HARD to believe, listening to Don Warrington’s soft, mellifluous tones that he grew up in the North-East. But he assures me: “I can be Geordie when I want to.”

The Trinidad-born politician’s son arrived with his family in this country when he was four. “I grew up in the west end of Newcastle which is now a very troubled area, but that’s where we lived,”

he says, during a break from rehearsals for his directorial debut at West Yorkshire Playhouse, Leeds.

Acting was a secret ambition. “Acting was always there, it was always what I wanted to do,” he says. “I did a couple of things at school. I remember doing a Victorian melodrama which the vicar came to see and he was very complimentary. He said, ‘I thought you were really frightening’ so I thought I must be good if I can fool the local vicar.

“I spent most of my childhood waiting for the opportunity to do it. I didn’t know anything about stage schools. It was just a secret longing which I thought I could fulfill around the age of 16 or 17.”

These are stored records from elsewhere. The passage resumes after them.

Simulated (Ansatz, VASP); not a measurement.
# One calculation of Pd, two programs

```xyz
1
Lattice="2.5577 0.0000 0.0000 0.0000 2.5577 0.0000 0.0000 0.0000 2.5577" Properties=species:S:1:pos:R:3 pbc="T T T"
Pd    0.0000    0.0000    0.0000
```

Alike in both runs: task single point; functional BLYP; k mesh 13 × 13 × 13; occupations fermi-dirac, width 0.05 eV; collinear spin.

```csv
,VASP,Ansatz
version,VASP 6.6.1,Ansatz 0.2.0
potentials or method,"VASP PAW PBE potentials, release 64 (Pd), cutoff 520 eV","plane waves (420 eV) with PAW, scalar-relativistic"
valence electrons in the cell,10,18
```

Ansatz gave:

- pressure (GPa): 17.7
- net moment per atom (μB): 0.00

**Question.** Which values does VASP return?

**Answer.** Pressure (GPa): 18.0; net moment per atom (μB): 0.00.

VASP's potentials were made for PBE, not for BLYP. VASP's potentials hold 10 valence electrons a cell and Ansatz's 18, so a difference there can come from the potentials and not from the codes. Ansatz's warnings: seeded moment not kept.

With no experience of how to become an actor, he went to the local rep, the Flora Robson Playhouse, in Jesmond. “In my naivete I thought all you needed was ambition,” he recalls.

“I went in and said, ‘I want to be an actor’ and they looked at me and said, ‘yes…’. But they gave me a job as a student ASM (assistant stage manager) and I was probably the worst student ASM in the world.

“I came into contact with actors and began to get a sliver of what was going on. Then I went off to drama school.”

He doesn’t offer to demonstrate his Geordie accent, but has employed it on several occasions, including in the Mystery Plays, at London’s National Theatre, and the David Jason TV series, Diamond Geezer.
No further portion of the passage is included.